By Robin-Leigh Chetty 23 March 2018


Whenever you head to a new job, you're normally assigned a non-descript notebook to tackle Excel spreadsheets or whatever else gets done in cubicles. These devices are often more utilitarian than the consumer versions at the local electronics store, but just because a notebook is swathed in black and grey does not mean it has to be an altogether boring experience. 
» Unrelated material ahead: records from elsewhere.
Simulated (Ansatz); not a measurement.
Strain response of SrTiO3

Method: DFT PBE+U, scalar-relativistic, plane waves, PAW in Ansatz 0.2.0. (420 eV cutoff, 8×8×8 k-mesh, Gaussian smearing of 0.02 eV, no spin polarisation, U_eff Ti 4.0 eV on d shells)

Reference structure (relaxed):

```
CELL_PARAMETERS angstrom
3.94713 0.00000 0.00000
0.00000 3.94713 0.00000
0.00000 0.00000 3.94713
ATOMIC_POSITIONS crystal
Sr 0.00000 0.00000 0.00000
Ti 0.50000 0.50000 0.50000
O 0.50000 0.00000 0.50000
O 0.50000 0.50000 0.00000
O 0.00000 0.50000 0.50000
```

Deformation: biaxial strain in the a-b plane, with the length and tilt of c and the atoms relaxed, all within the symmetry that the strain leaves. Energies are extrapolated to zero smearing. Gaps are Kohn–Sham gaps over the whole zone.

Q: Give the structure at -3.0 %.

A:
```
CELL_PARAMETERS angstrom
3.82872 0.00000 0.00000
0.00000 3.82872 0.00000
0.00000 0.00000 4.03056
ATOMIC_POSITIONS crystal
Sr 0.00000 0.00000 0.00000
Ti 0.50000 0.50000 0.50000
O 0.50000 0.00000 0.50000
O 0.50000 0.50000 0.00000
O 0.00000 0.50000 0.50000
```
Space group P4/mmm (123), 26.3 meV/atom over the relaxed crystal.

This is where HP's ZBook 15u 4G steps in. Yes, the name doesn't quite roll off the tongue, however, this notebook is designed for users that want a generous screen, well specced components and a relatively stealthy look.  

Large format

The first thing that hits you about the ZBook 15u is its size. At 15.6" it is certainly infringing on gaming notebook territory, but given its colourway it still fits into the category of work notebook. To that end, black and a sort of gunmetal grey are the only option available, with a slight flourish on the lid of the ZBook 15u that features a dimpling effect. This provides a different feel to the standard metal finishes one normally gets and helps with grip should you be carrying the ZBook 15u sans case or sleeve. 

Speaking of which, the ZBook 15u tips the scale at a weighty 1.89 kg, which can be quite a bit to lug around all day. This means that you'll probably want to to be deskbound for most of your nine to five. 

Once opened up, the large dimensions continue. The chiclet keyboard is well spaced out, even for the most sausage-like of fingers like mine. Added to this is plenty of resting room for one's wrists, specifically on the right hand side as the trackpad is placed to the left of centre. I found the trackpad fast and responsive, and should one be using the ZBook 15u for simple design work, it features enough sensitivity for finer work. 

Moving onto the display, which is a Full HD (1920x10180) 15.6" offering that's both bright and crisp. The former remains so even when the screen is set to the lower brightness levels. It also affords generous real estate should one want to enjoy a movie or two, as well as coming in handy once again for design work.   


Shifting to the internal components, the ZBook 15u is well appointed for a work-focused notebook. As such it sports a 7th Gen Intel Core i7 chipset, with i5 also available should one want a lesser specced version. Added to this is 32 GB DDR4 RAM, with 256 GB of SSD storage on offer too. Should you want a bit more space, HP has up to a 1 TB SATA option as well. 

On the whole this mix provided a solid experience. Whether it be browsing the web, working on documents or typing up articles, the ZBook 15u breezed through everything with little fuss. Even while multitasking and trying to put the notebook through its paces, there was no undue fan noise or lag to speak of. 

As such, for those wanting an out and out workhorse that can handle the needs of a nine to five, the ZBook 15u is definitely one notebook worth considering. 

Something missing

At a recommended R19 999, the ZBook 15u is on the higher end of the spectrum for work-focused notebooks. As such, we were hoping for a few more bells and whistles. The onboard speakers have been tuned by Bang & Olufsen, and produce good sound while playing videos, but a couple extra elements would not have gone amiss on the ZBook 15u. 

To that end, adding a stylus to use on the screen for the touchscreen model of the notebook would be a nice touch, or perhaps a higher resolution display on the base options could make the R20k price tag more palatable. 

Also absent is a USB Type-C port, which seems a tad odd in this day and age. Nevertheless there are still a bevy of other slots available, including a single VGA, USB 3.1, DisplayPort and two USB 3.0 options.

Final verdict

All in all though, for the price you're getting a reliable piece of technology. Armed with a spacious and vivid display, as well as a keyboard that lends itself to long hours of typing, the ZBook 15u is the type of workhorse notebook that should make the nine to five grind a tad more bearable.